How many gadgets do you guys run?
my telly has 4 hdmi, this then feeds out optical Toslink to my amp.
I’ve never had a situation where I’ve wanted sound that wasn’t what the telly was showing at the same time as what is on the telly.
I really don’t understand these AV amps with 10 HDMI inputs. I can’t even think of 10 different things that you could Plug in, let alone would.
If all you want is "
just some sound" - and you're not bothered that you've just lost DTS, Dolby TrueHD, DTS-MasterAudio, DD+ for Dolby Atmos, 24bit/96kHz stereo, 24bit/192kHz stereo, FLAC, ALAC, DSD, 5.1 PCM, 7.1 PCM and a whole host of other audio formats - then sure, pipe all your sound through the TV and let it either downscale or simply reject the sound format with which it is presented.
The average TV doesn't handle that many sound formats. Even the latest ones with eARC can't do justice to the HD surround signals, so ultimately some kind of external sound system is needed anyway.
In addition, there are plenty of times I'll listen to sound but not have the TV on: FM radio, DAB internet radio, satellite radio, CD, vinyl, SACD, music streaming from home NAS, music streaming from online sources. Besides, a TV wouldn't be that practical as a source switch for some of these signals.

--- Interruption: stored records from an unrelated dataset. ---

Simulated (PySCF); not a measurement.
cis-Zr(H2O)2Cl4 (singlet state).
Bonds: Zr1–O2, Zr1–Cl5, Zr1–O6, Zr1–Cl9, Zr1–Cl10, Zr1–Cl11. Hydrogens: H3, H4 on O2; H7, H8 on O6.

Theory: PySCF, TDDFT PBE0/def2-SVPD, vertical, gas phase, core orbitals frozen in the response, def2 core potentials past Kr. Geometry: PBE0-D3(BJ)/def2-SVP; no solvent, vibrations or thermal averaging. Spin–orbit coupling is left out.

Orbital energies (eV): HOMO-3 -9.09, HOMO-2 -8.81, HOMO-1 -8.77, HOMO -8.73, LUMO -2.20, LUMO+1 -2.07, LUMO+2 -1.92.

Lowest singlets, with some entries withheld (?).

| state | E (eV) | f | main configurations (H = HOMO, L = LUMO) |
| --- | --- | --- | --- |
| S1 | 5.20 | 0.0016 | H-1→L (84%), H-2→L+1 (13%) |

On top of all of this, there's quality. TV audio processing circuitry is electrically noisy. I'm not talking about the sort of obvious loud buzzing or white noise that you'd hear easily if something in the path was broken. It's a little more subtle than that, and quite hard for someone to comprehend if they've never really heard good audio get mangled by some poor device in the signal chain. The closest broad analogy I can think of right now is the effect of a bad lens on image quality. The image looks less crisp, and maybe slightly duller, and perhaps there's some colour fringing. All of this takes away from the original. That's kind of what happens when sound passes through cheap audio electronics and gets polluted with high-frequency switching noise.
Just because your experience is limited to the sort of audio that a TV can cope with, it doesn't mean that everyone else is in the same boat.